Death and loss.
Bad news registers to my head.
And that’s it.
A really frail woman died last, last month. She was my grandma, my grandpa’s sister. We went to the wake twice. My mom’s quite good in the comforting department. I am a different story. I only knew how to behave, to sit still, to wear this solemn look. My curiosity urged me to look at the coffin, to remember. But memories don’t come. Because what sits at the face of this mortal end is a sleeping figure.
The second attendance took place in my mom’s province. To help the preparation, we sweep and mop the floors. It’s not a big thing because a corpse couldn’t care about cleanliness. The bleary lights of some artificial candelabra winked at me. The superstitions would come. And then the reunion took place. My lolo (grandpa) and lola (grandma) came close to the coffin to see their sister.
IT’S a heartbreaking scene. I didn’t expect it to move me (I was thinking tough, I guess). Even now, reminiscing and putting this recollection to words makes it all the most heart-wrenching. I didn’t knew grief that much. But I felt it: it was difficult for my frail lolo and lola.
I don’t have to look at their faces to see the tears. I didn’t have to hear them wail to know they’re in pain. I just have to look away and remind myself: this is death. Nothing about it is poetic.
Weeks passed and a bad news came. My high school classmate’s four year tot passed away. The shock was odd. Most days, I’d see her FB posts and click ‘Like’ because I found their pictures together cute and cool and everything motherhood could have been.
The kid got ill. He didn’t make it. Another death unfolding in front of my well-constructed wall.
At the face of these intimate losses, I figured out something: death is straightforward. When you die, you cease to exist. Nothing more, nothing less. But loss… it’s a whole different sullen concept. It’s an experience, a reminder, and awful kind at that. It tests you — your faith, your belief system, your you.

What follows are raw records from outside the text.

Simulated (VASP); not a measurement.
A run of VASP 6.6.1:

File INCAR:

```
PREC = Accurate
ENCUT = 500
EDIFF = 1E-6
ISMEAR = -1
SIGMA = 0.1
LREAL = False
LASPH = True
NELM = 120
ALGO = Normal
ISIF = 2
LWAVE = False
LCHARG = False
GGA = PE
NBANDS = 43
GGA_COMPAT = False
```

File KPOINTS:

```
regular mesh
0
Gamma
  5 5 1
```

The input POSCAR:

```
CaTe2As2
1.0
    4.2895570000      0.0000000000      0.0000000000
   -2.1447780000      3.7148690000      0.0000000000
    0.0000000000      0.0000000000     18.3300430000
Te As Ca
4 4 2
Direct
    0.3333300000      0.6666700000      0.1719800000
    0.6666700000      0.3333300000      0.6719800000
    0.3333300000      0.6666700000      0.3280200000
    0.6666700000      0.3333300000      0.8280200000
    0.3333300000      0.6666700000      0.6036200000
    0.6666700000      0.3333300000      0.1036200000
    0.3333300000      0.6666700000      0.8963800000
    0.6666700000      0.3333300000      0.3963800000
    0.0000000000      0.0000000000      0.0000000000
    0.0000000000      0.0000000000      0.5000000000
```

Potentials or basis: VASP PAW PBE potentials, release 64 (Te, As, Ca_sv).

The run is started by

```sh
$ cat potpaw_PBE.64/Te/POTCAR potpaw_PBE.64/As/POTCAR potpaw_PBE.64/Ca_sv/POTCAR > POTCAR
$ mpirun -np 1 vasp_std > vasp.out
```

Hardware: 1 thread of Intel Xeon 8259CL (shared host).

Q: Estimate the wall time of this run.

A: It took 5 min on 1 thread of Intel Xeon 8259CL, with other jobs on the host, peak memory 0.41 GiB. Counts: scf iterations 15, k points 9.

When the Pope came to visit Yolanda victims, I remember his sincere offering: silence. It was humble of him to acknowledge the lack of words for these victims. Perhaps, its because I often find everyone to avoid offering this same thing. When our lola and my friend’s kid went, words came outpouring. Some pieced out sincere messages. The keywords consisted of “God’s will”, “there is a reason”, et cetera.
I couldn’t bring myself to say or type those words, too.
It’s painful. And words that do heal may not really come from me.